08 January 2012

It’s a sign: Peru

Here are just a few of the many interesting and intriguing signs I have seen and photographed here in Peru.

I spotted this collection of signs on a bus on my way home one night. My (rough) translations are as follows:
If they leave late, it’s not the driver’s fault.
Don’t ask for speed, ask for safety.
You are welcome but don’t take anything from this car.
Please don’t mistreat the seats. Take care!
Better to lose a minute in your life than your life in a minute.
No spitting!
No smoking!
Be polite. Don’t shatter your nerves. Smile!
I travel safely because Christ guides my way.

For a long time I was intrigued by this sign. I know Peruvians are generally quite short people by Western standards but was that a reason for anyone to advertise the fact that they are taller than average? Once my Spanish improved, I discovered that ‘taller’ is the word for workshop, so this sign actually advertises Larry’s Workshop. Makes much more sense, of course!

Display your culture
Don’t litter
Look after the plants
Because they give you life

And the small sign: It is forbidden to throw objects on the ground.

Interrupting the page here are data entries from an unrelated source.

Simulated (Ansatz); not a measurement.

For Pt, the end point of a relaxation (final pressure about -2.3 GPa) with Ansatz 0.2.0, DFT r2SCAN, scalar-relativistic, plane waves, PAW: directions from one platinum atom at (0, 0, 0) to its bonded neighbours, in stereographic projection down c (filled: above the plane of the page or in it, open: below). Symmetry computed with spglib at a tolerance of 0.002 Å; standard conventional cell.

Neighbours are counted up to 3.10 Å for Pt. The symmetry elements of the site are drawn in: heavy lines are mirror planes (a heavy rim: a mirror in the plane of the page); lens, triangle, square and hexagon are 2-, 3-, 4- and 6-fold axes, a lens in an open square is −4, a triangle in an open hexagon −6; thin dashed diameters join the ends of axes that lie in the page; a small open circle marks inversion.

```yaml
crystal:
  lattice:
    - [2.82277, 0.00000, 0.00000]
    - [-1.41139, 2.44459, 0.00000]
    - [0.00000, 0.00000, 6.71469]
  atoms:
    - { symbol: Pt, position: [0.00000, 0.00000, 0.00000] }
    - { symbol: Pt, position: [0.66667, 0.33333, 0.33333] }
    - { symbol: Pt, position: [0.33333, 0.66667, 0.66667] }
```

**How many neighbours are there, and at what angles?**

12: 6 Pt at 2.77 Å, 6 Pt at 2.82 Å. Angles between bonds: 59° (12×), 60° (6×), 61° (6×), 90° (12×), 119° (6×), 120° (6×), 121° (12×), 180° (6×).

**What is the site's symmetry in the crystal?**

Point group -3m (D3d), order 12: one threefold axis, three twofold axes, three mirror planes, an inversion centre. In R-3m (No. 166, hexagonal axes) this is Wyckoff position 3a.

Here in Peru, at election time, political parties paint the walls of their supporters with the candidates' names. If you agree to have your wall painted, and your candidate wins, then you are rewarded in some way, with a job perhaps or some kind of preferential treatment. If your candidate loses, tough! You're stuck with the sign until the weather erodes it away, or it gets over-painted in the next election.

Hotel Ibido
Direct access to the room
Private garage             room service
Hot water

I always used to misread this sign, thinking it said Hotel Libido. Turns out, it does mean what I thought it meant – a not-so-discrete hotel for sexual assignations! 

Bimbo: we do it with love.
Now, with a brand name like Bimbo, you may well wonder what exactly they do for love. In fact, Bimbo was originally established in Mexico in the 1940s, and is now the fourth largest food corporation in the world. It is the largest bread manufacturer in the world and the most common brand of bread here in Peru. I haven’t actually tried it as I much prefer the bread from my local baker.

This one speaks for itself.

And I will finish with this sign, taken in the little town of Pisac, which really is one of the best places to chill out that I have found so far in Peru!

01 January 2012

Happy 2012!

Twenty twelve is here, and I’m looking forward to an exciting new year! But before I start documenting the events of the new year, I want to share with you how the old year finished off here in Cusco.

As with most countries and cultures, Peru and its people have some traditions that they follow when celebrating the beginning of a new year. In the run up to New Year’s Eve, everyone in Peru likes to buy new clothes and burn their old ones – if they can afford it, that is. Though many of my clothes are becoming tatty (the washing machines here are hard on your clothes, as are the daily activities at school) this is not a tradition I can afford to follow.

Everything yellow is lucky – there were silly hats and plastic spectacle frames, tinsel and garlands. On New Year’s Eve and the first day of the new year, you are supposed to wear yellow underwear for general good luck, though if you are hoping for love in the coming year, you should wear red underwear and, if more money’s what you desire, you should wear green underwear. I went on a photowalk around parts of the city yesterday and found stalls selling lots of underwear, mostly yellow. You can, of course, cover all your bases by wearing yellow underwear, with red and green flowers or writing on them! This is also not a tradition I am following – yellow is for flowers, not for bras and knickers!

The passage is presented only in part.